Reverse Engineering Facebook API: Private Video Downloader
Welcome back! This is the third post in the reverse engineering series. The first post was reverse engineering Soundcloud API and the second one was reverse engineering Facebook API to download public videos. In this post we will take a look at downloading private videos. We will reverse engineer the API calls made by Facebook and will try to figure out how we can download videos in the HD format (when available).
Step 1: Recon
The very first step is to open up a private video in an incognito tab just to make sure we can not access it without logging it. This should be the response from Facebook:
This confirms that we can not access the video without logging in. Sometimes this is pretty obvious but it doesn’t hurt to check.
We know of our first step. It is to figure out a way to log-into Facebook using Python. Only after that can we access the video. Let’s login using the browser and check what information is required to log-in.
I won’t go into much detail for this step. The gist is that while logging in, the desktop website and the mobile website require roughly the same POST parameters but interestingly if you log-in using the mobile website you don’t have to supply a lot of additional information which the desktop website requires. You can get away with doing a POST request to the following URL with your username and password:
https://m.facebook.com/login.php
We will later see that the subsequent API requests will require a fb_dtsg parameter. The value of this parameter is embedded in the HTML response and can easily be extracted using regular expressions or a DOM parsing library.
Let’s continue exploring the website and the video API and see what we can find.
Just like what we did in the last post, open up the video, monitor the XHR requests in the Developer Tools and search for the MP4 request.
Next step is to figure out where the MP4 link is coming from. I tried searching the original HTML page but couldn’t find the link. This means that Facebook is using an XHR API request to get the URL from the server. We need to search through all of the XHR API requests and check their responses for the video URL. I did just that and the response of the third API request contained the MP4 link:
The API request was a POST request and the url was:
https://www.facebook.com/video/tahoe/async/10114393524323267/?chain=true&isvideo=true&originalmediaid=10214393524262467&playerorigin=permalink&playersuborigin=tahoe&ispermalink=true&numcopyrightmatchedvideoplayedconsecutively=0&storyidentifier=DzpfSTE1MzA5MDEwODE6Vks6MTAyMTQzOTMNjE4Njc&dpr=2
I tried to deconstruct the URL. The major dynamic parts of the URL seem to be the originalmediaid and _storyidentifier. _I searched the original HTML page and found that both of these were there in the original video page. We also need to figure out the POST data sent with this request. These are the parameters which were sent:
__user: <---redacted-->
__a: 1
__dyn: <---redacted-->
__req: 3
__be: 1
__pc: PHASED:DEFAULT
__rev: <---redacted-->
fb_dtsg: <---redacted-->
jazoest: <---redacted-->
__spin_r: <---redacted-->
__spin_b: <---redacted-->
__spin_t: <---redacted-->
I have redacted most of the stuff so that my personal information is not leaked. But you get the idea. I again searched the HTML page and was able to find most of the information in the page. There was certain information which was not in the HTML page like _jazoest _but as we move along you will see that we don’t really need it to download the video. We can simply send an empty string in its place.

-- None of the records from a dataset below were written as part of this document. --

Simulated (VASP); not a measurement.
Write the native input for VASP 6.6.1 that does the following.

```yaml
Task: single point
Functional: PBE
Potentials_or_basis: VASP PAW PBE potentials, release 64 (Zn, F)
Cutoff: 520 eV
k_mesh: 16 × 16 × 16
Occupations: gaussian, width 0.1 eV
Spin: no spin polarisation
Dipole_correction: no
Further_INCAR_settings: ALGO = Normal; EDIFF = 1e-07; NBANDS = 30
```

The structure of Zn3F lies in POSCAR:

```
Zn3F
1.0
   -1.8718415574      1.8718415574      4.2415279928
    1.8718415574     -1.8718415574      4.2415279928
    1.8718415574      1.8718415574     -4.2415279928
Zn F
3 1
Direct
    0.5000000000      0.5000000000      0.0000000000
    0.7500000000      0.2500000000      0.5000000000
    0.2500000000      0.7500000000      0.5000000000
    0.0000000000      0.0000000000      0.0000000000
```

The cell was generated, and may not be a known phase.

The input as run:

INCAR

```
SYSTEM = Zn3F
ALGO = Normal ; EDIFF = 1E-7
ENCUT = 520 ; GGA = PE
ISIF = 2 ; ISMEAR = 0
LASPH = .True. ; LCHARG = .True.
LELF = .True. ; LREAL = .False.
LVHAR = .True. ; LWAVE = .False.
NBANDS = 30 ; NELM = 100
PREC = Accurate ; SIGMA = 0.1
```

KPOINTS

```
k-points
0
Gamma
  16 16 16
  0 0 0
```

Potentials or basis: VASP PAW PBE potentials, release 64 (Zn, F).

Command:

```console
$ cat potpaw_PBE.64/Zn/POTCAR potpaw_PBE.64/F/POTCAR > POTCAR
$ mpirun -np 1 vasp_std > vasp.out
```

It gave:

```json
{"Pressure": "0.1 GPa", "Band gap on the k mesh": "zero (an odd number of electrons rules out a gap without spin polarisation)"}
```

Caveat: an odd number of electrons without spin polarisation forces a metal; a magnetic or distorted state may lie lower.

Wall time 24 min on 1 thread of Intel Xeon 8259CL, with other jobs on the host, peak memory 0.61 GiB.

It seems like we have all the pieces we need to download a video. Here is an outline:
- Open the Video after logging in
- Search for the parameters in the HTML response to craft the API url
- Open the API url with the required POST parameters
- Search for hd_src or sd_src in the response of the API request
Now lets create a script to automate these tasks for us.
Step 2: Automate it
The very first step is to figure out how the login takes place. In the recon phase I mentioned that you can easily log-in using the mobile website. We will do exactly that. We will log-in using the mobile website and then open the homepage using the authenticated cookies so that we can extract the fb_dtsg parameter from the homepage for subsequent requests.
import requests
import re
import urllib.parse
email = ""
password = ""
session = requests.session()
session.headers.update({
'User-Agent': 'Mozilla/5.0 (X11; Linux i686; rv:39.0) Gecko/20100101 Firefox/39.0'
})
response = session.get('https://m.facebook.com')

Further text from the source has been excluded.